Review: Study for Obedience (2023) by Sarah Bernstein

An unsettling portrait of inherited guilt and culpability, told through the lens of an unreliable narrator.

Published by Knopf Canada

208 Pages. Full Length Novel

'Study for Obedience' cover design. A dead bird, with the title in cursive typography. Name of author 'Sarah Bernstein' also in cursive. Two stamps in right hand corner, "Granta Best of British Novelists 2023" and "The Booker Prize 2023: Longlist".
‘Study for Obedience’ Cover Design. Image:

“I can turn the tables and do as I want. I can make women stronger. I can make them obedient and murderous at the same time.” – Paula Rego

Bernstein gleaned inspiration from feminist painter Paula Rego (1935-2022) while perusing a gallery showcasing, where she found that Rego’s work primarily dealt with themes of obedience, a disposition that is often characterized as feminine and passive in nature. Indeed, in an opening epithet introducing her novel as a finalist, and eventual winner of the 2023 Soctiabank Giller Awards, Bernstein noted that her novel, in turn, is a look at the ‘how systems of domination are disabling to people exerting power, as well as the people subject to it.’

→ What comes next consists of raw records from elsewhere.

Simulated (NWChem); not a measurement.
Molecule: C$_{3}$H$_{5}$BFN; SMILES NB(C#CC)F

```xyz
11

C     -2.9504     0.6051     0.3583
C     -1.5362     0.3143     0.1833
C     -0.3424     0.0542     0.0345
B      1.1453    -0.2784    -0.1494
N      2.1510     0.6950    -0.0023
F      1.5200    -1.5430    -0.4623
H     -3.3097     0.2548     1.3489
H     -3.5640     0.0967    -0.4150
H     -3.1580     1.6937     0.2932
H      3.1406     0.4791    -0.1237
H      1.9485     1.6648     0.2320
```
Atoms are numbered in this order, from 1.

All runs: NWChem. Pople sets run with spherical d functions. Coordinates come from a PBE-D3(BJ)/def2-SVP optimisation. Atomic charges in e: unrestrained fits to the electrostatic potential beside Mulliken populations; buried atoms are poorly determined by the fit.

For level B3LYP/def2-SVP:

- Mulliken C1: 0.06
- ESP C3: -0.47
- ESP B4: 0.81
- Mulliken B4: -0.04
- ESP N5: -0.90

Study for Obedience (2023) is told entirely from first person narration. A woman – who remains unnamed for the duration of the novel – moves to some remote village in a ‘Northern Country’ to take on the role of housekeeper for her older brother (in which she boasted an almost, Freudian-like dynamic with), a businessman whose wife has recently left him. As soon as she moves in, strange occurrences begin to coincide with her appearance, almost disrupting a sense of equilibrium that this village is normally, assuredly, attuned too. A dog is revealed to have been carrying a phantom pregnancy; a potato blight; an inexplicable though sudden arousing of excitement on the part of a herd of cattle; the death of a ewe and her still-born baby. There is a hesitancy, a reluctance on the part of the local townsfolk to welcome her into the quaint community with open arms. Even noting the reception of the townsfolk as reluctant is placing matters lightly; a more accurate description would be an immediate growing hostility to her emergence. Even then, the narrator senses an underlying dread, a mounting threat looming just above the horizon. And who is to blame her? Alone, at least for much of the novel, in this strange town, this foreign country of ‘her forebears’, the novel immediately has such a distinct sense of paranoia and overwhelming dread set against a pastoral yet bleak landscape. Still, much of this novel is opaque, and it is not entirely clear what is going on given the limited narration and predominant internal dialogue. Readers are constantly having to ask if the experiences being relayed are indeed, objective reality or some altered or misconstrued form thereof.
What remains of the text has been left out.